I don’t read too much women’s fiction, mostly because it’s got too much life in it and it’s dreary. Not that life is necessarily a downer — just that this genre produces heavy, slow reads in terms of pacing.
But I wanted to read Lorrie Thomson’s Equilibriumsince its 2013 release because it looked like an interesting book. What drew me in was the POV switch between mother and daughter. What kept me reading were the ups and downs each faced around their new relationships, and their navigation of life without their husband/father.
I didn’t always like Laura Klein or her teen daughter, Darcy. Laura could be annoying in her unspoken assessment of others and though genuinely I found it realistic, on the other hand I’m used to fiction – like category romance – where what you see is typically what you get in a character. For instance, I thought Laura disliked her bubbly friend, Elle…but she doesn’t. She just gave me an initial impression that she didn’t appreciate how the other woman-slash-neighbour popped in and made herself at home.

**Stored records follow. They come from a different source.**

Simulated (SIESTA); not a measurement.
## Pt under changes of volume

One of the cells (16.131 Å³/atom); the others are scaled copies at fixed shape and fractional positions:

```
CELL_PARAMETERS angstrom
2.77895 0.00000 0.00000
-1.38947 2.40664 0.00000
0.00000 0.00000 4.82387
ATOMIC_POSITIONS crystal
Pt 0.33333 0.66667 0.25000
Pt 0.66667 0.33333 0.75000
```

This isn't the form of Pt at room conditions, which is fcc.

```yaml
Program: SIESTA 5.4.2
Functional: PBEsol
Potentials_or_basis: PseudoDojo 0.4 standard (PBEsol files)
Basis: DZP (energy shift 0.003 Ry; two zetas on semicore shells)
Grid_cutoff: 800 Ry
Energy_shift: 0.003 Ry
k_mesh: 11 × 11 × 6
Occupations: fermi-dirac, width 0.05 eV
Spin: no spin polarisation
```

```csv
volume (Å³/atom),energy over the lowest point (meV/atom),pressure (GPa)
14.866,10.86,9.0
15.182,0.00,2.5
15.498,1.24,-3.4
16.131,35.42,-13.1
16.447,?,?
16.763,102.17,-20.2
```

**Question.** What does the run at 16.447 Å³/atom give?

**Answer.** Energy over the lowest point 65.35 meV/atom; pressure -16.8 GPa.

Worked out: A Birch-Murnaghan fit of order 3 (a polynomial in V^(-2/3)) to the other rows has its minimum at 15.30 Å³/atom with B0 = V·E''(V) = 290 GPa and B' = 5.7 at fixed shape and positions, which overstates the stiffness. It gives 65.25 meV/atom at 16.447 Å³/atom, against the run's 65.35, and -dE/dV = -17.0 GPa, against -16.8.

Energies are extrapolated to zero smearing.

Darcy was also kinda an irritating character to follow, and perhaps more so as she’s a hormonal teenager who doesn’t know how to handle her father’s suicide. And no, that’s not a spoiler. It’s obvious AND readers find out from the start. No one pussyfoots around it. At least not entirely. Some characters are pretty blunt. *cough*Aidan*cough*
Both Klein women also have romantic subplots, because nothing says moving on like meeting a man and having that new-found “love connection” be threatened by the irrational idea of betraying an old (dead) love. NOTE: the novel begins at the almost one year anniversary of Jack Klein, Darcy’s father and Laura’s husband’s suicide.
I liked Troy. I kinda wish that he got a perspective just because I loved that he was this combo of “jock-nerd”. He was adorkable! But he was young too, I think 13-14 to Darcy’s 17, and I couldn’t imagine he would have much to say. Unlike Darcy he was a straightforward kid. Mostly he told it as it was, one of those blunt characters along with Elle, Laura’s gregarious friend.
Overall it’s a decent book once you got over the pacing, and the lengthy prose… I did love the ending. I’m a sucker for HFN (or HEAs), so I was happy considering the bleak start. So pick it up if you have the desire for women’s fiction.